Aunt Jeanne belongs to the subset of Simenon’s dysfunctional family novels, among which can be counted The Others, The Fate of the Malous, Strange Inheritance and Uncle Charles, to name but a few.
The novel opens with the return, after an absence of 36 years, of overweight, alcoholic, world-weary Jeanne to her childhood home. The Martineaus are, or were, a family of wealthy wine merchants in small town near Poitiers. But all is not well. The family business is ruined and on her arrival Jeanne finds her brother Robert hanging from the rafters of the loft. While the rest of the clan go to pieces, Jeanne assumes control of the household, adopting the role of cook, housemaid, nanny and confidante to the various members of the family: the dissolute teenagers Henri and Mad, the alcoholic widow, and the depressed daughter-in-law.
It falls to the aging notary who is winding up the Martineau estate to sum up the family in a way that is emblematic of all Simenon families:
People live in the same house, sleep in the same bed or in neighbouring rooms, sit down for meals together three times a day, and are then surprised to discover, one fine day, that they know nothing whatsoever about each other.
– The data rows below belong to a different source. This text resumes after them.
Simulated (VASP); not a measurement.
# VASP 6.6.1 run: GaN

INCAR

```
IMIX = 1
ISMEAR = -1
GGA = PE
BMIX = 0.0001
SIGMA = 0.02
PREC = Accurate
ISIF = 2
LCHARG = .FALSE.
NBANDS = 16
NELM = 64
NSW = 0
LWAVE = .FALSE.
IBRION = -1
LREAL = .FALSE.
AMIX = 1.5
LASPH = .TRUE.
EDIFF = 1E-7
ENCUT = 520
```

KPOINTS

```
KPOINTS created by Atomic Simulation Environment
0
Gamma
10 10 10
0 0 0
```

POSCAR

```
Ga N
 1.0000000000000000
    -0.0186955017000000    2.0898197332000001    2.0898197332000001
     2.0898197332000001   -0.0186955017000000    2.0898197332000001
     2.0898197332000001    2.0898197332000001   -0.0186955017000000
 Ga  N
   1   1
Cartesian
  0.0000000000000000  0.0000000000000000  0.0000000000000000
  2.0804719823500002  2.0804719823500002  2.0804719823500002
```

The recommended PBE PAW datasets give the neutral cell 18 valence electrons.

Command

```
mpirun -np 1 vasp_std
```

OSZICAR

Which is all very well, except that Aunt Jeanne has one fundamental flaw: there is too much dialogue. Page upon page upon page of it. Of course, there is nothing wrong with dialogue per se, but much of the speechifying does not consist of characters talking to each other, but rather describing events which have already taken place. The problem is accentuated when Jeanne (whose point-of-view is maintained throughout) takes to her bed with swollen legs – the events unfolding in the house have to be related to her by various characters. Jeanne is at one remove from the action, and so, as readers, are we. As a result there is little engagement with anything that occurs. All the action takes place off stage.
The most intriguing relationship in the book is between Jeanne and seventeen-year-old Mad. Since her early teens, Mad has (in her own eyes) debased herself with men, not out of sexual desire, but out of a desire to show off, to ‘go one better’ than her friends and to rebel against the strict regime of her father. Her exploits have led her, among other things, to an affair with a married man in Paris and a nasty back-street abortion. In Jeanne, who it turns out has worked as a madam in an Istanbul brothel (she’s been around a bit, has Jeanne), Mad finds a non-judgemental and understanding confidante.
It’s at this point that novel comes alive, yet the same problem persists – all this good stuff is related after the event. Criticising a novel for not being something it’s not trying to be is a pretty pointless exercise, but there’s a frustration here, as a novel telling the story of Mad’s descent into dissolution and her relationship with her worldly aunt could have been enthralling. As it is this episode occupies a single chapter of Aunt Jeanne.
A final point of interest is that this is one of Simenon’s relatively rare novels with a female protagonist, and in which the strongest relationship are between women. It is not unusual in Simenon’s books for female characters to be portrayed quite passively and to be constantly available for the sexual gratification of the male protagonists. But here the tables are turned. The male characters are portrayed as animalistic, salivating brutes. Jeanne speaks of her shock as a thirteen-year-old of finding her father in the cellar fucking the maid and of her disgust at the men in the Istanbul brothel at the men who prodded the girls on offer ‘as if they’d been cattle in the market.’ Mad for her part describes her experiences with men in unflattering terms:
They kiss you, breathing stertorously, their breath stinking of alcohol, and, in the end, trembling like dogs when they get up on their hind legs, they up-end you in some shoddy little hotel bedroom, if it isn’t by the roadside or on the back seat of the car.
You can imagine such sentiments being expressed by any number of female characters who, due to Simenon’s rigorous adherence the point-of-view of his protagonists, are deprived of a voice. But it serves as a momentary insight into the author’s grasp of the unattractiveness of his often lecherous protagonists’ behaviour.
As Robert Burns put it: O wad some Power the giftie gie us / To see oursels as ithers see us.